Vampire FPU emulation
The very first version of the SoftFPU called femu 0.1 is released and of course I want to try how good (and how fast) it works. It is the first version so no one should expect wonders. It comes in three versions, 030, 040 and 080 (why there is no 020?). In principle I wanted to try all of them but only the 080 Version works on the Vampire. the 030 Version crashes directly, the 040 crashes on first FPU command. So I have stay with the 080 Version.

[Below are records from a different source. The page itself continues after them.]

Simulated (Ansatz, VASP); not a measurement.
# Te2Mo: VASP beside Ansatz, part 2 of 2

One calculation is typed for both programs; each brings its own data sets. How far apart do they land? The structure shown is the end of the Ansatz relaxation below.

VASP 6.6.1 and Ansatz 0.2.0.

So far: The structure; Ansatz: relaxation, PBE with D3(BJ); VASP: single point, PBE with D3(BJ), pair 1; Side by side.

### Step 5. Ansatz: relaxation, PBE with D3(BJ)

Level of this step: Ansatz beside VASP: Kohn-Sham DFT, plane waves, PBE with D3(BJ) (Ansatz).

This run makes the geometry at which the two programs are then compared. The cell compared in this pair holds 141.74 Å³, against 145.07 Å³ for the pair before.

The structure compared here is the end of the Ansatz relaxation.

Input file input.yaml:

First again my Mandelbrot program. (sadly the picture output does not work currently, not big endian compatbile 😉 so I can not check if the result is ok)
Mandelbrot results (Runtimes, shorter is better)
|Test||68060/50 MHz FPU||68060/50Mhz SoftFPU||Vampire SoftFPU||68030 68882/50 Mhz FPU||68030 SoftFPU||Vampire Femu 0.10|
|Mandelbrot single precision||0.12 s||9.53 s||3.81 s||2.14 s||38.03 s||11.14 s|
|Mandelbrot double precision||0.15 s||23.72 s||13.37 s||2.31 s||71.87 s||10.31 s|
Thats already rather interesting, it seems the femu calculates everything in double, which makes sense because the FPU always use extended. There was a hint already in the manual that femu needs the double precision math libraries from the system. It seems that femu is just a wrapper to guide the TRAPs to the libraries. Not a bad idea actually. In double it’s even a little bit faster than the FPC SoftFPU, not bad, as guessed in the FPC SoftFPU is a lot of optimization potential 😉
Next the Scimark test:
SciMark2 results (MFlops, higher is better)
Vampire V600 V2+ 128 MB FPU Code femu 0.10Mininum running time = 2.00 seconds Composite Score MFlops: 0.08 FFT Mflops: 0.04 (N=1024) SOR Mflops: 0.12 (100 x 100) MonteCarlo: Mflops: 0.05 Sparse matmult Mflops: 0.09 (N=1000, nz=5000) LU Mflops: 0.09 (M=100, N=100)
Vampire V600 V2+ 128 MB SoftFPU codeMininum running time = 2.00 seconds Composite Score MFlops: 0.06 FFT Mflops: 0.03 (N=1024) SOR Mflops: 0.12 (100 x 100) MonteCarlo: Mflops: 0.03 Sparse matmult Mflops: 0.08 (N=1000, nz=5000) LU Mflops: 0.02 (M=100, N=100)
This SciMark tests are usually done in Double precision so we see the same trend as in the Mandelbrot. It’s very nice that this tests run without any problems already kudos to the coder, it works.
To check for more FPU commands I took out my real time raytracer (ok on Amiga not that real time anymore :-P) changed that to a saving routine of a single picture and compiled for FPU and SoftFPU. It works and the picture looks very nice, as it should be:
As visible in the picture it needed 730 s to render that picture (as I said, not really realtime) with fpc SoftFPU it needs 280s the 68030/68882/50 Mhz needs 224 s. (sidemark on my AROS i386 box that image needs 0.2 s) and for all cases the picture looks good. The femu does what it promised, not actually very fast but reliable. A little bit disturbing of course is the freezing mouse, when the TRAPs appear. But here the coder of femu can’t do anything, as far as I understood he works closely together with the Vampire developer, so maybe he get a faster (or even not-) TRAP mechanism for the emulation in a later Vampire Firmware.
At the moment I still would prefer to use FPCs SoftFPU for MUIMapparium because there the Mouse will not freeze so the GUI feels more snappy.